Online Augmentation: New data is generated during the model training. They are never kept in memory. In a deep learning model, during the training algorithm, at each epoch, data of your dataset are augmented stochastically and thus your algorithm doesn’t see the same training dataset at each epoch.
Data Augmentation example with a dog image
Synthetic data generation
In the domain of deep learning, some algorithms are able to generate new data from your dataset : generative adversarial networks, neural style transfer, variational auto-encodeur. These techniques produce new images that are more modified than data augmentation techniques explained in the previous paragraph.
Generative Adversarial Networks (GANs) and Variational Auto-encoders (VAEs) are very famous families of algorithms that can infer the probabilistic distribution of your dataset and generate new data according to this distribution. They are very documented models so we won’t go into details in this article.
The SMOTE algorithm is also very useful in case of an unbalanced dataset. Unbalanced dataset is a problem and leads to a very biased model if it is not addressed. The two main techniques to balance the dataset are under-sampling and over-sampling. Under-sampling reduces the number of data in the majority class to balance the dataset. This has to be done carefully because we are losing valuable information. Over-sampling rather increases the number of data in the minority class. SMOTE is a technique of over-sampling that generates new synthetic data for the minority class. The SMOTE algorithm selects points of the minority category that are close to each other, draw a line between these two points and generate new data for points that are on this line.
This is very useful in a deep learning algorithm, the idea is to transfer pretrained parameters from a specific task to your target task. The pretrained layers have already seen a large dataset and they carry the information that they have extracted from them in the parameters.
For example, if you work with images, deep learning algorithms recently showed very good results in image Machine Learning tasks. Images are a quite complex input and in most deep learning models, the first layers can be interpreted as feature extractor of images : the first layers extract information from images and the last layers achieve the task that you want. Then, it is a good idea to take a pretrained state of the art deep learning model like VGGNet or ResNet and to replace the last classification layer by layers that would allow to achieve your task. When training your model, you can keep the pretrained parameters constant and only train the one specific to your model. You transfer what the pretrained model has learned. Transfer Learning methods have shown good performances and allow to achieve a better accuracy and a better training start.
Transfer Learning diagram
Third Case : The model achieve bad performances on some specific data
Let's suppose that you have a model that does an image classification task. Your model has an accuracy quite high, it is satisfactory to you and you develop it on production. However a client comes to you and says that your model is not accurate at all. You look at the asset of this client and you notice that most of the images that he handles are taken from night or with low luminosity. You look at the dataset you used to train your model and you notice that it indeed lacks such images. Your dataset did not cover the data distribution well and your model predicts badly on these image gaps. So how to spot such a problem?

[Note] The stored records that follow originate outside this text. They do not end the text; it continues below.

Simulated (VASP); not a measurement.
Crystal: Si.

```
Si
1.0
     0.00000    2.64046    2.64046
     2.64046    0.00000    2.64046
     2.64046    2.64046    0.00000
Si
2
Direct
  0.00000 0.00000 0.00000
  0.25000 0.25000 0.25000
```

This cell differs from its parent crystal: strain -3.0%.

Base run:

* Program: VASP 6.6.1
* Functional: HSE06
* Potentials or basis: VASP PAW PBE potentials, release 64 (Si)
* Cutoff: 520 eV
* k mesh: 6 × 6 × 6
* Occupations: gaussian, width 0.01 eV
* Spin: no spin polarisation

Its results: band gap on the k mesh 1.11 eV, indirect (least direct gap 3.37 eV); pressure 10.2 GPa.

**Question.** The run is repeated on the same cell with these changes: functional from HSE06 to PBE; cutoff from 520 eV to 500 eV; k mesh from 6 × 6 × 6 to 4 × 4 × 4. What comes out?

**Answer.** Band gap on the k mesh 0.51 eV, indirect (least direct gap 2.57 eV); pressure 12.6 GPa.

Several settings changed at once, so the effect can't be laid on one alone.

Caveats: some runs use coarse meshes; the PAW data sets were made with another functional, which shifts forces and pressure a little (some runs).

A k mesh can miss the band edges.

On a classification task, a good first idea is to draw the classification matrix, this will allow us to see if the model performs badly on a specific category of the data. If this is the case, you can find more data points of this category and add it to your dataset to retrain your model.
Dimension reduction techniques
A more general and complex technique is to use dimension reduction techniques that can be used for visualisation. Most famous algorithms are t-SNE or UMAP, they are more complex and more powerful than Principal Component Analysis (PCA) for visualization. Such algorithms reduce the dimension of the input space while keeping similar points close to each other in the output space. If the data space is reduced to a dimension of 2 or 3, we can visualize the data more easily. If a kind of data is present in low numbers in the dataset, such a visualization might allow us to spot it. Such data would be isolated in a small cluster of points. If such a case happens, it is wise to test the model on new data of the lacking type, and if the model performs badly on it, to append more data of this type in the dataset to retrain the model.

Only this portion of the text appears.